Numbers beat adjectives every time.
Fundamentals Cheat Sheet
Jeff Dean's latency hierarchy, availability math, CAP/PACELC trade-offs, and back-of-envelope formulas.
Memorize the ratios (L1→RAM ~100×, RAM→SSD ~1000×) rather than exact nanoseconds.
Fundamentals — copy blocks
Latency numbers every engineer must know
LATENCY NUMBERS (modern hardware, order-of-magnitude)

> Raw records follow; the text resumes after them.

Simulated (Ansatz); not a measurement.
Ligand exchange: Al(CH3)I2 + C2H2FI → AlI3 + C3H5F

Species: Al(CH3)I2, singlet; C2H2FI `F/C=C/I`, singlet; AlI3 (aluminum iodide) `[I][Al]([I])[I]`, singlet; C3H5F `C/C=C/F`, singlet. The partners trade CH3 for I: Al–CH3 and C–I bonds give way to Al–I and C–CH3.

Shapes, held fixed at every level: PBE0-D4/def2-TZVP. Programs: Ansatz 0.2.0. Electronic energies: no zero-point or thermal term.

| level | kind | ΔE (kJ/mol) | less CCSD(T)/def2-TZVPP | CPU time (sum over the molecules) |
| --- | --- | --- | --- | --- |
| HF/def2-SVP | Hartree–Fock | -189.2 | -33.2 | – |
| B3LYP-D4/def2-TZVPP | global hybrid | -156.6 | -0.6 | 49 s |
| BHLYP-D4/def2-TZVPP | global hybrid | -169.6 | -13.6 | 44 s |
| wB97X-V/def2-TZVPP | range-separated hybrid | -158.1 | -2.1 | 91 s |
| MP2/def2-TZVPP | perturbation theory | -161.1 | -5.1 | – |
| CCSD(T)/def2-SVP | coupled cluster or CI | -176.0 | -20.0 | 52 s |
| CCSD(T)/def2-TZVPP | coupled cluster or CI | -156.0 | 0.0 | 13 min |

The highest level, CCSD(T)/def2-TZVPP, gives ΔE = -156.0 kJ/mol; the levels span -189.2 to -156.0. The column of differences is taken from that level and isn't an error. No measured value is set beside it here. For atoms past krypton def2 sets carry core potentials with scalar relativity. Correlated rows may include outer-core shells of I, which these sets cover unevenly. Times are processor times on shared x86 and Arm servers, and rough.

────────────────────────────────────────────────────
Operation Latency Ratio vs L1
────────────────────────────────────────────────────
L1 cache reference ~1 ns 1×
L2 cache reference ~4 ns 4×
L3 cache reference ~40 ns 40×
Main memory (RAM) ~100 ns 100×
SSD random read ~100 μs 100,000×
HDD seek + read ~5 ms 5,000,000×
Same-datacenter RTT ~0.5 ms —
Cross-region RTT (US↔EU) ~50 ms —
Read 1 MB from RAM ~250 μs
Read 1 MB from SSD ~1 ms
Read 1 MB from HDD ~20 ms
Send 1 MB over 1 Gbps net ~10 ms
────────────────────────────────────────────────────
KEY RATIOS TO MEMORIZE
L1 → RAM ≈ 100×
RAM → SSD ≈ 1,000×
SSD → cross-region RTT ≈ 500×
DESIGN RULES
• Hot path touching disk/network more than once → latency problem
• Fix: move data closer (cache), touch fewer things (batch/denorm), do less (async/precompute)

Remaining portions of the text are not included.